We had a stored procedure that was taking 42 secs to run on our production SQL Server, and only 10 secs to run on a development server using a copy of the production database. The production server has a lot more memory and processors (it is actually a cluster of 2 SQL Servers--one as a failover--using a shared disk array).
The Windows Performance Monitor showed memory usage on the server at a persistent 2.8GB out of 4GB (we reserved 3GB for SQL). The tempdb was pretty empty, as was the database log file. After rebooting the server, the memory usage went down to 300K and the Stored Proc ran in 8 secs instead of 42 secs.

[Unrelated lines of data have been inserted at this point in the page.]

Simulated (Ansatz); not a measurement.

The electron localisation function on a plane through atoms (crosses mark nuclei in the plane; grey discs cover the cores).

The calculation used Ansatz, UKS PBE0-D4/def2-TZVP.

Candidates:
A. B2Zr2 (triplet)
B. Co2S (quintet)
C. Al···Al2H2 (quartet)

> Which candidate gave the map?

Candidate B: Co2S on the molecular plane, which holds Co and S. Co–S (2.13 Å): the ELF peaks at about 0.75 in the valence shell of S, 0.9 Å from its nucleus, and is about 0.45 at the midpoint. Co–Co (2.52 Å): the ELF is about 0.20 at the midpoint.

Any idea on what the problem could be? Do we need to reboot our SQL Server occasionally? (It had not been rebooted in 9 months of operation.) Could it just have been a memory leak from something else?
Thanks.
The Windows Performance Monitor showed memory usage on the server at a persistent 2.8GB out of 4GB (we reserved 3GB for SQL). The tempdb was pretty empty, as was the database log file. After rebooting the server, the memory usage went down to 300K and the Stored Proc ran in 8 secs instead of 42 secs.
Any idea on what the problem could be? Do we need to reboot our SQL Server occasionally? (It had not been rebooted in 9 months of operation.) Could it just have been a memory leak from something else?
Thanks.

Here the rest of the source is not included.